> Reviewing corresponding literature, I have seen that
> the authors, who have used AMBER, obtain the force-extension curve by
> differentiating the PMF curve.
I will appreciate if you give a link to that paper.
> However, it seems that the authors, who have
> used other packages such as Gromacs and NAMD, usually obtain the
> force-extension curve directly from SMD (i.e. the spring force formula). I
> don’t know that whether the different methods employed in AMBER and the
> other packages have leaded to this difference or not?

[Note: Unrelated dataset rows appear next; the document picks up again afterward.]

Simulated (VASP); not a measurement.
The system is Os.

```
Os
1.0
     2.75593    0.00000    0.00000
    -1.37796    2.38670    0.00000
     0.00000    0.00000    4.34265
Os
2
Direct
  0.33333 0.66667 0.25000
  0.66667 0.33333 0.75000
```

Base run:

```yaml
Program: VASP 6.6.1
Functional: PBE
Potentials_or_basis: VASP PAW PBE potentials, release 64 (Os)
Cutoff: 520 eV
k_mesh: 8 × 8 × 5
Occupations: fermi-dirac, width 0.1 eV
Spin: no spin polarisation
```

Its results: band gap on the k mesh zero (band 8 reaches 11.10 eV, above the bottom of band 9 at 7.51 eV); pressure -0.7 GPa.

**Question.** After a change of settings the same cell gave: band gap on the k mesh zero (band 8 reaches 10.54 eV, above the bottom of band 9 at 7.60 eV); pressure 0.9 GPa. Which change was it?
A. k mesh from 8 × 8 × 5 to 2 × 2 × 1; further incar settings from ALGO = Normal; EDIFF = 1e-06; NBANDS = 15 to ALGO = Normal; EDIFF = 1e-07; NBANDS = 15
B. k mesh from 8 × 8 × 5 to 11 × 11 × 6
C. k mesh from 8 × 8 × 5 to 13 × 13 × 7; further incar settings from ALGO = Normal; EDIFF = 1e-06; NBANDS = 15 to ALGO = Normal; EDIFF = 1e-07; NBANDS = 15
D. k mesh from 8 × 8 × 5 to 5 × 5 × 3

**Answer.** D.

Someone can correct the following. I suppose you try to compare
results from atomic force microscopy experiment with SMD results. Thus
you try to mimic AFM technique by SMD pulling. First of all you can
try to compare directly observed forces and it is easy to do. If SMD
force is similar to AFM force you won. If SMD force is much larger
than AFM one I can conclude that SMD can not correctly reproduce the
value of force, work and energy. If SMD force is not much larger than
AFM one you can try to reconstruct PMF from multiple SMD pullings
(through Jarzynski averaging) and to recalculate force from that PMF.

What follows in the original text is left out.